Padding size should be less than the corresponding input dimension

Epoch 0/10: 5%|#####3 | 242/5205 [05:53<3:40:07, 2.66s/it] Traceback (most recent call last): File "train.py", line 465, in train(opts) File "train.py", line 333, in train Trainer.train_(dloader, device=device, valid_dataloader=va_dloader) File "/home/teinhonglo/pase/pase/models/WorkerScheduler/trainer.py", line 223, in train_ batch = next(iterator) File "/usr/local/bin/.local/lib/python3.5/site-packages/torch/utils/data/dataloader.py", line 345, in next data = self._next_data() File "/usr/local/bin/.local/lib/python3.5/site-packages/torch/utils/data/dataloader.py", line 838, in _next_data return self._process_data(data) File "/usr/local/bin/.local/lib/python3.5/site-packages/torch/utils/data/dataloader.py", line 881, in _process_data data.reraise() File "/usr/local/bin/.local/lib/python3.5/site-packages/torch/_utils.py", line 394, in reraise raise self.exc_type(msg) RuntimeError: Caught RuntimeError in DataLoader worker process 2. Original Traceback (most recent call last): File "/usr/local/bin/.local/lib/python3.5/site-packages/torch/utils/data/_utils/worker.py", line 178, in _worker_loop data = fetcher.fetch(index) File "/usr/local/bin/.local/lib/python3.5/site-packages/torch/utils/data/_utils/fetch.py", line 44, in fetch data = [self.dataset[idx] for idx in possibly_batched_index] File "/home/teinhonglo/.local/lib/python3.5/site-packages/torch/utils/data/_utils/fetch.py", line 44, in data = [self.dataset[idx] for idx in possibly_batched_index] File "/home/teinhonglo/pase/pase/dataset.py", line 492, in getitem pkg = self.transform(pkg) File "/usr/local/bin/.local/lib/python3.5/site-packages/torchvision/transforms/transforms.py", line 70, in call img = t(img) File "/home/teinhonglo/pase/pase/transforms.py", line 427, in call pkg['chunk_rand'] = self.select_chunk(raw_rand) File "/home/teinhonglo/pase/pase/transforms.py", line 317, in select_chunk mode=self.pad_mode).view(-1) File "/usr/local/bin/.local/lib/python3.5/site-packages/torch/nn/functional.py", line 2868, in pad return torch._C._nn.reflection_pad1d(input, pad) RuntimeError: Argument #4: Padding size should be less than the corresponding input dimension, but got: padding (0, 28656) at dimension 2 of input [1, 1, 3344]

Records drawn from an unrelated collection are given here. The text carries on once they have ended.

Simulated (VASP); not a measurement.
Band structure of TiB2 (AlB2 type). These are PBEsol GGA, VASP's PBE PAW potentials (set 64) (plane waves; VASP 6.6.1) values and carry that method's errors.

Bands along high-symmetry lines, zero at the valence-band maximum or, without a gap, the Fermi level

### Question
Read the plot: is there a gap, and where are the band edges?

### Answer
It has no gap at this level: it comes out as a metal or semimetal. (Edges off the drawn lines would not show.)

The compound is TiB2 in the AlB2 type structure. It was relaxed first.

teinhonglo avatar Mar 11 '20 01:03 teinhonglo

Hey did you segment your data? I think i got a similar error when I didnt

MittalShruti avatar Mar 11 '20 06:03 MittalShruti

Hey did you segment your data? I think i got a similar error when I didnt

Did you mean that segment data to train/valid/test set? I write train/valid to train.scp, test to test.scp and I create a symbolic links to train/valid/test wavs in data/wavs.

teinhonglo avatar Mar 12 '20 09:03 teinhonglo

No, check the script at /data/prep/prepare_segmented_dataset_libri.py

MittalShruti avatar Mar 13 '20 09:03 MittalShruti

For me using soundfile.read instead of torchaudio.load solved the issue with paddings (I used .ogg files, not wavs)

pollytur avatar Jan 12 '21 11:01 pollytur

Hello! I have been replicating this experiment recently, but during the process of making the dataset config file, do I know where to obtain these files. (-- train_scp data/LibriSpeed/libri_tr.scp -- test_scp data/LibriSpeed/libri_te.scp\

--Libri_ Dict data/LibriSpeed/Libri_ Dict. npy). I look forward to your reply very much. Thank you.

uuwz avatar Sep 07 '23 12:09 uuwz